Changes in DNS?



  • Have there been changes in the DNS code recently?
    This weekend I started getting severe connectino problems. After some investigations I found out the problem isn't related to a specific internet link (I use 4 different providers right now). After some more investigations it looked like some dns requests don't get answered. I think restarting the dns service sometimes helped.
    I tried different snapshots and always had the same problems. even snapshots.pfsense.org wasn't found once.
    Manually setting a different DNS (not pfsense) helped…
    Now I went back to the oldest snapshot online (17th) and it looks as if the problem weren't there in that version.

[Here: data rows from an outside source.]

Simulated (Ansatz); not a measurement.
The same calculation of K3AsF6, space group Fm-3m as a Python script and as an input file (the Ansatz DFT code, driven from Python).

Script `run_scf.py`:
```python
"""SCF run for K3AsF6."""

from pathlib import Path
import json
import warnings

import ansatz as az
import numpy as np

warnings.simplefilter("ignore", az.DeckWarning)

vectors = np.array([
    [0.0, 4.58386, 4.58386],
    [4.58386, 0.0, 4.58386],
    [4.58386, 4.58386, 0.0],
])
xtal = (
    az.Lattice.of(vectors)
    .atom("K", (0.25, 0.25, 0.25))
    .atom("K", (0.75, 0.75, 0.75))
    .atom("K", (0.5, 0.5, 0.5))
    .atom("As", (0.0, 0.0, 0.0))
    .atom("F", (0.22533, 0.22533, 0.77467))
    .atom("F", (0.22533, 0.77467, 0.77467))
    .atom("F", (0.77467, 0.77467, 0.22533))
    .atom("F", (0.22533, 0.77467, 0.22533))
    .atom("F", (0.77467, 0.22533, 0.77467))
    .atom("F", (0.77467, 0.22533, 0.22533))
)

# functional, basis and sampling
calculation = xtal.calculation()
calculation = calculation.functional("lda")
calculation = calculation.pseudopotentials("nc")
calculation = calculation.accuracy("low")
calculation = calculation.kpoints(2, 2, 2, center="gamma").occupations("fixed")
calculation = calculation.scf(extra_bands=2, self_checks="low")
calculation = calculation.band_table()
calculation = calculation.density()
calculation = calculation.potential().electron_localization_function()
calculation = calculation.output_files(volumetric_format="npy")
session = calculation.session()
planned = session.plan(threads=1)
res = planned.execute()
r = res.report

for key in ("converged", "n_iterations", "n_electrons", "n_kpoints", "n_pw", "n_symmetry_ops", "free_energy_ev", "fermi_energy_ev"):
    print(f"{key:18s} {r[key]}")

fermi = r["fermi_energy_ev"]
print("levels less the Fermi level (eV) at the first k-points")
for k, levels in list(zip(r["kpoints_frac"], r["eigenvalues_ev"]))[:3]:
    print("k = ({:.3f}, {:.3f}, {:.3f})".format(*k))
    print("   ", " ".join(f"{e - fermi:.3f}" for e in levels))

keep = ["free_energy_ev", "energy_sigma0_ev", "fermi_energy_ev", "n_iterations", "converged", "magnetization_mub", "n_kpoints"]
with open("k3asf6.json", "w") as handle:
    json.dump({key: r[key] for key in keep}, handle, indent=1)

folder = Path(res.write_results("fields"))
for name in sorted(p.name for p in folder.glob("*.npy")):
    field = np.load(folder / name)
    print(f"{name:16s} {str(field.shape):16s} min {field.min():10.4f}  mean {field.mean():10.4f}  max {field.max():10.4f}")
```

  • Hm, I found something now
    (going back to an older snapshot didn't really help, I just forgot to delete the manually configured dns from my system…)

    I had the option 'Allow DNS server list to be overridden by DHCP/PPP on WAN' active and at least one of the DNS in that list wasn't working. So probably that's what caused the problems. But then, the forwarder code doesn't seem to be very robust, when one non working server out of 8 causes severe problems…


  • Rebel Alliance Global Moderator

    Would depend on how that 1 wasn't working.. And were you sending to all, or had you enabled sequential?

    Query DNS servers sequentially
    If this option is set, pfSense DNS Forwarder (dnsmasq) will query the DNS servers sequentially in the order specified (System - General Setup - DNS Servers), rather than all at once in parallel.

    If your asking all of them, and this 1 bad one answers with nxdomain - and it comes in first, guess what..  Your out of luck, or if it answers first with wrong info, etc.  But if it does not answer then NO it would not have any effect on anything other then pfsense sending out extra packets it doesn't need too.

    Now if you were using sequential queries and it was first on the list, then sure your clients on the other side of pfsense might get some timeouts and not resolve stuff because pfsense was wasting time asking something that is either really slow or does not answer (you said it was bad)

    Your lack of understanding of how dns works, or the forwarder works does not mean its not robust ;)

    A better option vs bouncing around snapshots when you thought there might be something wrong with dns, would of been to actually troubleshoot why you were getting dns issues.  " looked like some dns requests don't get answered."  Why were they not getting answered - did you think to see if pfsense was sending out the queries, and where they getting answered via a simple sniff?  Or just manually doing the queries via say nslookup or dig with either debug or +trace set to see what is happening in the query, etc.



  • I agree with the above.  You can't blame all outages on pfsense or even the ISP.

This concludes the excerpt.